Ad Atticum 13.27
Ad Atticum 13.27
Headnote
Cicero to Atticus, written at the Tusculan villa on 25 May 45 BC — Perseus dateline Scr. in Tusculano viii K. Iun. a. 709 (45). Mid-cluster in the Tusculan daily-letter run of late May and early June: the Academica revision and the dedication-shuffle around Varro continue in the background, but this letter and its sequel 13.28 are dominated by Cicero’s gathering second thoughts about the letter of political advice to Caesar that Atticus had urged him to compose.
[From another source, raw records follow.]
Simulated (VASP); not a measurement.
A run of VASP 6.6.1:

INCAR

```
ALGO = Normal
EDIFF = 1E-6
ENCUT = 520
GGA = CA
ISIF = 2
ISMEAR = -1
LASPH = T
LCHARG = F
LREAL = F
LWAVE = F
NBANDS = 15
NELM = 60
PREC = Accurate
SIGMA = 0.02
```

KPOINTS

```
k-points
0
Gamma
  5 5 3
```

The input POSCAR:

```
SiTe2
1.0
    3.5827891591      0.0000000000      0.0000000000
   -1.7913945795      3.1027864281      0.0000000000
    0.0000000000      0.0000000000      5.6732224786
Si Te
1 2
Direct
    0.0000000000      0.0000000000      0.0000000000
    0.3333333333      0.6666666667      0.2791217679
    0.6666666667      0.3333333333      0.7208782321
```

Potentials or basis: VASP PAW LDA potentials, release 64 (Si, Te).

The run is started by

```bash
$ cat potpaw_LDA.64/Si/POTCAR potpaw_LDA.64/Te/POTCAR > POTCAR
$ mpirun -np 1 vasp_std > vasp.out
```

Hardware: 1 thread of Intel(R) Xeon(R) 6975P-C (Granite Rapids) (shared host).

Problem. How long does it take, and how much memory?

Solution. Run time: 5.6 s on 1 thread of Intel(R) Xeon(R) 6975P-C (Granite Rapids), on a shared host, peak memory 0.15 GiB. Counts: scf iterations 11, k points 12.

Caesar’s intimates have now read the draft and have come back with so many demanded alterations that Cicero seizes on their reaction as a way out of the whole project. The texture is candid relief: he had set out to flatter and he knows it, the substance was hollow, and to send the thing now — after long silence and on the eve of a Parthian campaign — would only expose him further. Five Greek phrases mark the joints of the self-justification: kolakeia (“flattery,” the honest name for what the letter was); epiteugma and apoteugma (“success” and “failure,” a balanced pair weighed against the risk); parakinduneuein (“running the risk”); and meiligma (“sop” or “placation,” Cicero’s fear that the letter would be read as making amends for his Cato); with spoud\=e (“serious pains”) at the close. Section 2 turns abruptly to property business — gardens for the shrine, the Faberius debt, an auction day — and ends with a courier passed on for news about Atticus’s daughter Attica.